Through much of Missouri's history, local courts – including magistrate, probate and circuit courts – operated as largely independent, without much collaboration or coordination.
In the 1970s, however, as greater focus was placed on improving the administration of the nation's courts, efforts were undertaken to study Missouri's courts to determine how they might be made more efficient and more effective. The result was a proposal to overhaul the judicial branch completely, rewriting the state constitution's article V, which governed the courts. Great care, however, was taken to minimize disruption the changes might have on local lawyers and litigants.

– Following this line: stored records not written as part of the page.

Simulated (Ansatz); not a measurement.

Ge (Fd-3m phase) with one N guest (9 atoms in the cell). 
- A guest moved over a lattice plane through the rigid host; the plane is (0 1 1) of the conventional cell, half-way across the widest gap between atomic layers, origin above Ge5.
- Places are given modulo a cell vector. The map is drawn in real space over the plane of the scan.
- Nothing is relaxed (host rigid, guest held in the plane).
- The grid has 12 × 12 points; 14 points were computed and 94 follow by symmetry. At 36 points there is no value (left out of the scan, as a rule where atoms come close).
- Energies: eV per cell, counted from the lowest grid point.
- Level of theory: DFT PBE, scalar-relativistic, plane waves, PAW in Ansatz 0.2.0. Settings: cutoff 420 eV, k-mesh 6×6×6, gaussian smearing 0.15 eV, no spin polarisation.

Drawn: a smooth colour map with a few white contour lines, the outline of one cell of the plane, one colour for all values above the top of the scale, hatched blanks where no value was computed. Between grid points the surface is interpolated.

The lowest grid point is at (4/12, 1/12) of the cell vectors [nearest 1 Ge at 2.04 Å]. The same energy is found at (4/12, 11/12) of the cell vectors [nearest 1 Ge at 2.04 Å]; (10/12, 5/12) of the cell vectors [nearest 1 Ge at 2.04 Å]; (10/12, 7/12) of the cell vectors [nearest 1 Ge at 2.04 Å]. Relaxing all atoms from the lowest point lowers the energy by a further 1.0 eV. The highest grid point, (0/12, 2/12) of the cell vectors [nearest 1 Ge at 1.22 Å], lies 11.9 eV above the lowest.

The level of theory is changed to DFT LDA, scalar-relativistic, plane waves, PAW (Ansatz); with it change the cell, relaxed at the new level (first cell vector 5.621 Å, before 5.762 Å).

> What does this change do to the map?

Change the authority and jurisdiction of the Supreme Court of Missouri, the ;appellate courts and circuit courts;
Make municipal courts divisions of circuit courts
Abolish all other courts;
Amend judges' retirement provisions.
Amend the nonpartisan court plan; and
Create associate circuit judges;
As described, all judges elected in 1978 would take office January 1, 1979. The next day, all magistrate courts, probate courts, courts of common please, the St. Louis court of criminal correction and municipal courts would cease to exist, with the jurisdictions of those courts transferring to the circuit court and such courts becoming divisions of the circuit court.
Judges of the St. Louis court of criminal correction, all courts of common pleas and the probate courts in first- or second-class counties with populations of more than 65,000 would become circuit judges. All other probate judges and all magistrate judges would become associate circuit judges. The amendment allowed municipalities to elect to provide their own municipal judges or to have municipal cases heard by associate circuit judges.
As to the intermediate appellate courts, the amendment consolidated the three separate courts – the St. Louis Court of Appeals, the Kansas City Court of Appeals and the Springfield Court of Appeals – into a single Missouri Court of Appeals with three geographic districts. The Eastern District retained the territorial jurisdiction of the St. Louis Court of Appeals; the Western District assumed the territorial jurisdiction of the Kansas City Court of Appeals; and the Southern District continued the territorial jurisdiction of the Springfield Court of Appeals.
Consolidation also moved the automatic right to appeal in certain cases from the Supreme Court of Missouri to the Missouri Court of Appeals. Given the shift in cases, the amendment also eliminated the positions of commissioners of the Supreme Court upon the resignation, retirement, death or removal for cause of all existing commissioners. It allowed the Court to sit "en banc," with all seven judges, instead of in divisions of just three or four judges.
On August 3, 1976, voters statewide passed Amendment 6, and the new provisions of article V became effective in January 1979 as scheduled.
The resulting consolidation brought the various elements of the modern judiciary into a single, coordinated system, paving the way for enhanced efficiency and service to the public. For example, no matter a judge's "home" court, all judges are considered judges of the state of Missouri, and so any judge from any court can be "transferred" to hear cases anywhere in the state, at any level of court.
The constitution now requires judges to retire from active service at age 70 – or they risk losing their entire pensions. A new “senior judge” program established as part of this revision and reform act allows citizens to benefit from the experience of judges who wish to continue providing limited service – often to help cover a local court’s overload of cases or fill in when a judge has recused from a particular case.
The only judge to have served at every level of the judiciary, John C. Holstein, served as a jurist from 1975 to 2002. In 1975, he was appointed a probate and magistrate judge and, in 1976 and 1978, was elected probate judge – a position that became an associate circuit judge in January 1979. In 1982, he was elected circuit judge of the 37th Judicial Circuit (Carter, Howell, Oregon and Shannon counties), for which he also served as presiding judge. In 1987, then-Governor John Ashcroft appointed Holstein to the Missouri Court of Appeals, Southern District, where Holstein served as chief judge from 1988 to 1989. In 1989, Ashcroft appointed Holstein to the Supreme Court of Missouri. He served as Missouri's chief justice from July 1995 through June 1997. He retired March 1, 2002, returning to private practice and later to provide mediation and other alternative dispute resolution services in Springfield.
As of July 2020, the last two active judges who served as magistrates before becoming associate circuit judges under the revision of article V (and later appellate judges) remained on the bench: Judge Roy L. Richter of Montgomery County, and Judge Robert G. Dowd Jr. of St. Louis, both judges on the Missouri Court of Appeals, Eastern District. With their 70th birthdays looming, both since retired: Richter on July 13, 2020, and Dowd on December 31, 2020.